How to become an independent musician?

Alternative or independent music has become more than just a collection of scattered practices on the margins of large music companies’ monopolies. Previously marginal music experiences have evolved, thanks to the internet and cultural support programs, to develop a wide audience and an established pattern of production that belongs distinctly to them.

If you’re not a Star Academy or Arab Idol fan and find no appeal in the kind of music those shows present, and if you’re interested in understanding more about what’s now termed “alternative” or “underground” music, here’s a simplified manual on how to establish such a circle of music production.

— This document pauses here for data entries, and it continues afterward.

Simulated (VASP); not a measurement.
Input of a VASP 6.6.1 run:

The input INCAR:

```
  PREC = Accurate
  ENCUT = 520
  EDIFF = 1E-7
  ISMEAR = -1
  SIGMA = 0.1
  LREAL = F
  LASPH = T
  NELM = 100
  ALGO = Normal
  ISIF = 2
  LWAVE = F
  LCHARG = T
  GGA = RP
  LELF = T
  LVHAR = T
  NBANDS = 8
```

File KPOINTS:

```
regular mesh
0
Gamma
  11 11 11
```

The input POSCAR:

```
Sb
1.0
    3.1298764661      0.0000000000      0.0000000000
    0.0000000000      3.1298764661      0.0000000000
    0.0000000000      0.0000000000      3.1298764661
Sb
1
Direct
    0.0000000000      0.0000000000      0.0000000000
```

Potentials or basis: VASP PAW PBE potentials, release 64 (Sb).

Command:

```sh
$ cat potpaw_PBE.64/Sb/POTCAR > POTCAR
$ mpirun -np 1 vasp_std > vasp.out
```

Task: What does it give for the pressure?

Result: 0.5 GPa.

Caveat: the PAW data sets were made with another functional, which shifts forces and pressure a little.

1. Don’t be ashamed of your difference

The star-making industry programs depend on young, nascent voices performing the songs of older, more established singers. But the further you go from the mainstream and its ubiquitous trends, the easier it will be able to join the wave of alternative Arabic music, which in some countries has started to compete with music produced by large production companies. At first no one will pay attention. Then you will become mere entertainment to pass the time. Eventually you will become a pioneer of a new kind of music.

2. Don’t work alone

Don’t focus on only one type of music. If your artistic project depends on a specific music or singing style, try to get involved in projects with other musicians with different styles. This will enrich your musical experience and expand your audience. A good example is the partnership between Egyptian rap artist MC Amin and mahraganat singers (Sadat, Alaa Fifty, Amr 7a7a) in this song recorded by Mahmoud Refat at the 100Copies studio.


This mahraganat rap song achieved such wide fame that suddenly the name MC Amin, previously known only among rap audiences, spread to a wider audience and MC Amin’s music became a familiar sound on public transport.

3. Make use of the internet, or have someone help you to

Do not rush to get on stage. Use programs for music synthesis and production. Record at home, and if you have the capacity, establish your own “studio” and start marketing your work online.

Don’t see the internet as a space for just archiving recorded music or as a mere marketing tool. The internet is your first medium for dissemination, distribution and contact with your slowly growing audience. Get the best out of social media websites. If you’re not a fan of Twitter or Facebook, seek the assistance of online marketing professionals or experts.

Create a popular base on the internet first and then head to the stage. Sharmoofers clearly heeded this model. They launched their songs online accompanied by a drawn icon. They never showed their faces. Then they wrote a note to inform their audience that they wouldn’t hold their first concert until they had 10,000 fans on their page.


The absence of photos and information created an atmosphere of curiosity around the band and its members, especially in light of Sharmoofers’ humorous songs. In time, the band created a fan base and was able to play an encouragingly successful concert.

4. Constant and continuous education

Now that the phase of recording and online dissemination is behind you, you come to staging concerts. In this phase, you move between working on your music online and performing live concerts. You may think this is the time to rest after the effort needed to reach this point. In fact, the real work starts now. The character and style created during the previous stages could hold you hostage if you don’t seek constant progress.

You should also continue to learn and supplement your knowledge. Try to participate in a maximum number of art and music workshops arranged by local and regional culture foundations as well as foreign cultural centers. This allows you to exchange experiences with people in the countries where you work and people in other countries. Some workshops offer grants to fund art projects’ production, meaning both a good opportunity to learn more about the technicalities of recording and a good preparation for the next step.

5. Producers are all around you

Sometimes artists aspire to ambitious projects such as producing their own album. Despite low CD sales and the audience’s reliance on watching and listening to music online, the album is, in fact, still very important and it does have an audience.

Producing an album most often requires a big label, which obliges you to sign an exclusivity contract. But as soon as it listens to different music of yours, which does not mesh with that produced and shown on satellite channels or other commercial music, it’s likely to reject your project. This will leave you no option but to go back to your roots: the internet and your audience.

Keep in mind that crowdfunding is one of the best ways to fund art projects and albums. If you use support sites and collect donations, your audience may help fund your album. One of the most important examples for this model is Mashrou’ Laila’s album Raasuk (They made you dance). For its production, the band relied on donations made by fans on Zoomaal.

6. Try production grants

But there will always be music that does not enjoy sufficient popularity in the Arab region. In this case crowdsourcing may be a difficult model. In such instances, you can try applying for cultural or musical production grants. Among the most well-known is the annual grant by the Arab Fund for Arts and Culture (AFAC) for theater, and the grant for production programs from Al-Mawred al-Thaqafy, in addition to other international grants such as the Rolex mentors and protégés grant.